I did not do it alone.  My husband was a saint, cleaning up after sick kids when I was unable to move and bleaching the whole world afterwards.  He too has been lethargic all week.  And by Saturday, we were all over it.  We were tired of feeling sick, sick of whiny children, whining at the thought of ever feeding anyone again.  Over. It.

But this weekend was important.  This weekend marks one year since my husband's accident.  My family honors important days, and for weeks we've been talking about what to do for this one.  My son, the one who was with my husband when it happened, asked if we could have a party.  "For the life Dad kept when he had his wreck," he said.  Celebrating the life his dad kept made a lot of sense to me, so we made a plan.   Last year he was injured on Saturday, May 4.  This year my husband wanted to go on Saturday (May 3), at the same time, to the same bike park, then out to our favorite restaurant.  He needed it, I needed it, the kids needed it.   It was an important thing to do.
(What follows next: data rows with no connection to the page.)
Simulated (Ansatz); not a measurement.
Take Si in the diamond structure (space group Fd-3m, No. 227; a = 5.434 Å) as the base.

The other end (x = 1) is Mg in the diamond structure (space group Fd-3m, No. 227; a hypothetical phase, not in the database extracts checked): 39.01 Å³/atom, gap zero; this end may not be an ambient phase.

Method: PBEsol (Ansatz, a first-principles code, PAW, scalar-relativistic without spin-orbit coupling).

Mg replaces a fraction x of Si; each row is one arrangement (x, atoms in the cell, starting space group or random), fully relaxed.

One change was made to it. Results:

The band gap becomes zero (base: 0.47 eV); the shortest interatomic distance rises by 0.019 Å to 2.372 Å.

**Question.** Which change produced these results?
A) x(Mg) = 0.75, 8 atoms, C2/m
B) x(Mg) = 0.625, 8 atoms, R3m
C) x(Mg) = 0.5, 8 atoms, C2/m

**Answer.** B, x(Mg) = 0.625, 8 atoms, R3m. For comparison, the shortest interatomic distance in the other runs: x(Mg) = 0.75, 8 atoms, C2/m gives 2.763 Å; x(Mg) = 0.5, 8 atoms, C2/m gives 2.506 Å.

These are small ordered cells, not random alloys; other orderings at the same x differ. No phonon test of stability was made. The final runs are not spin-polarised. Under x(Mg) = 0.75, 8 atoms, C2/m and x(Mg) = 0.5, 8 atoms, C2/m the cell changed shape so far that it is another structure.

Now, there's a little lie that lives in my head. That lie says, "My best is not good enough."  In general, I am a hard worker.  I am tenacious to a fault, and usually I'm able to make the best out of almost situation.  But that little lie, when it takes over, will completely eat my will to go on.  When I believe that lie, I give up.

And that little lie?  Showed up yesterday morning.

I looked around at the messy house, the whiny children, the not-quite-right feeling in my stomach, and the sheer Sisyphean force of caring for sick kids all week, and I heard it as clearly as if someone had said it aloud.  "You worked hard all week.  You did your best.  And it wasn't good enough."

And I gave up.

I climbed into bed, put on my headphones, and turned on Netflix.  I just gave up.  When my husband asked if I was ready to go to the bike park I said I wasn't going anywhere, and I clicked on the next episode.  The going got rough, and on a very important day, I folded.

For about three hours.  Then I got up, cleaned the kitchen, put toys away, came to my senses.  Only by then it was too late.  Saturday afternoon had already happened, and I couldn't undo what I'd done.

After a couple of hours, I understood my own mind well enough to share it.  I apologized to my husband.  It had been important to him to go at that time, and I'd bailed.  I can't fix that.  But I can still honor an important day in the life of our family, I can still celebrate the life my husband kept last May 4.  I asked him if I could make it better - not right, completely, but better - by having our party the next day.

So this morning, I skipped church, made a chocolate cake, and spent the morning outside with my family.  After naps, we scooped babies out of their beds and drove over to the bike park.  We rode our bikes, took pictures, and remembered.  Then we went to our favorite restaurant.  We ate our first good meal in a week, and we celebrated the life my husband kept a year ago on this day.

In many ways, the events of this weekend reflect the best of what we learned this past year.  In the past I would have put all of my energy into denial.  It wasn't my fault, I didn't give up, I can't help it if I was sick, I would have repeated.  I would have lived out the old lie, accepted the old pattern. But I'm honest now - honest with myself, honest with the people around me, honest with you.  When I am honest, I can recognize the old lie for what it is, and I can genuinely apologize to my husband.  When he accepts me for who I am, and not only for who I should be, he can forgive me and offer the grace for me to make amends.

We are not the same people we were a year ago.  We are stronger in some ways, weaker in others, but we are not the same. Today, I thank God for important days, for the freedom honesty and acceptance have brought into our lives, and for the grace to try again.


  1. Apologizing and really meaning it is SO freeing! I never would've believed it until I started practicing it (you know, most of the time) but when you've screwed up and you can go to the person and ask for forgiveness and they can forgive and everyone really means it, it's one of the best things in life if you ask me. True forgiveness. Because then we can move on to the celebrating, amen?

  2. Thank you for sharing and for your openness! What a great example for your kids - showing them that bad days and bad decisions don't have to be the end to the situation. There is always room for forgiveness and making things better with those we love and those that love us!